And Dude: it can be brutal.

So. Sometimes I play a game with students when I am teaching that attacks this issue with a bit of whimsy (that's right, I just said whimsy)-- I ask them what Muppet they think they are. [*She pauses a moment for you to take that in....*] This covers all the Jim Henson canon from your straight up Muppet movies to Labyrinth, Dark Crystal, Fraggle Rock and beyond. Go for gold, people! Then we sit in a circle and WE TALK IT OUT AS A GROUP. Yes. Like, as in, yep-I-am-aware-this-is-higher-education-acting-class-and-we're-supposed-to-be-discussing-Meyerhold-but-let's-talk-Muppets-instead kind of talk. Real, serious, gritty talk.
For over two hours.

Things progress thus:

Blonde Guy: I think I am Animal.
Al: Okay, great. Why?
Blonde Guy: Because I don't like to say a lot, but I like to act out. 
Al: Alright. Is that it? 
Blonde Guy: What do you mean? 

Then we talk about how he is so much more than just that one sentence, and how actually, he just wants to be Animal because, let's face it-- Animal is awesome.

Then things continue:

Al: So what do you guys think of Blonde Guy as Animal?
Dark-Lipstick Girl: I dunno.
Al: Why?
Dark-Lipstick Girl: I see him more as Bert from Seasame Street.
Blonde Guy: WHAT?!
Al: Why do you say that Dark-Lipstick Girl?
Dark-Lipstick Girl: Because even though I agree he is quiet and can act out at times, I think it comes from a sort of adorable "fussiness" that reminds me a lot of Felix from The Odd Couple-- you know, the way you like to have all your pencils in a special order, and the way you dress so impeccably even for movement class and the way you never like to get sticky?! THAT IS TOTALLY BERT!
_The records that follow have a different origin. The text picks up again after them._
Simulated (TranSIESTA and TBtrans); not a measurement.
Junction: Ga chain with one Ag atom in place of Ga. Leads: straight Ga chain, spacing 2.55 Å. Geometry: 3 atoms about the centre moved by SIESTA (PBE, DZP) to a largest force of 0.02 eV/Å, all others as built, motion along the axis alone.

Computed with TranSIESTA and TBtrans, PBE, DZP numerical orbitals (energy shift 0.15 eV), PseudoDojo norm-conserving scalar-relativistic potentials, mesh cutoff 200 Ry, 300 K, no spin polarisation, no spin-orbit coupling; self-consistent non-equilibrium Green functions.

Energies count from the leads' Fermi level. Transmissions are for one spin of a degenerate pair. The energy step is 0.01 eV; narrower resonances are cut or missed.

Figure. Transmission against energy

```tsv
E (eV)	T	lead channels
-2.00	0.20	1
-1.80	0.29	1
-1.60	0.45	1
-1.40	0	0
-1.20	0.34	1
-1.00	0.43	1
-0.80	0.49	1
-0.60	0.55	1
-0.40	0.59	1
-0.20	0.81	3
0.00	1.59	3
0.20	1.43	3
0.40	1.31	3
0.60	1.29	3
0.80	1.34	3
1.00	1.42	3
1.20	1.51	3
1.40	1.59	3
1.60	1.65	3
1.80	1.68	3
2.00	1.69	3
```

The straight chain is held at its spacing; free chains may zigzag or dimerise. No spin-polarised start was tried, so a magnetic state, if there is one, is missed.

[flabbergasted and thoughtful, Blonde Guy thinks this over...]

Blonde Guy: Is all of that true?
Al: No. The pencil thing is true. I don't really want to know if the sticky thing is true. But ultimately, the character behaviors are only ever a reflection of what is happening inside. The person's essence moves them to make certain choices. So. No, it is what they perceive to be true.
Blonde Guy: I am Bert?!
Al: Look. I need you to breathe. I'm not trying to crush your Animal dreams here. You could be a little bit of Bert as well as Animal. We could throw in a healthy side dish of Prairie Dawn if you're feeling frisky. That's possible. These people might not know you as well as you or they think they do.
Blonde Guy: ...I guess I am a little bit like Bert. I didn't know people saw me that way.
Al: Well...that is what this whole incredibly ridiculous exercise is about.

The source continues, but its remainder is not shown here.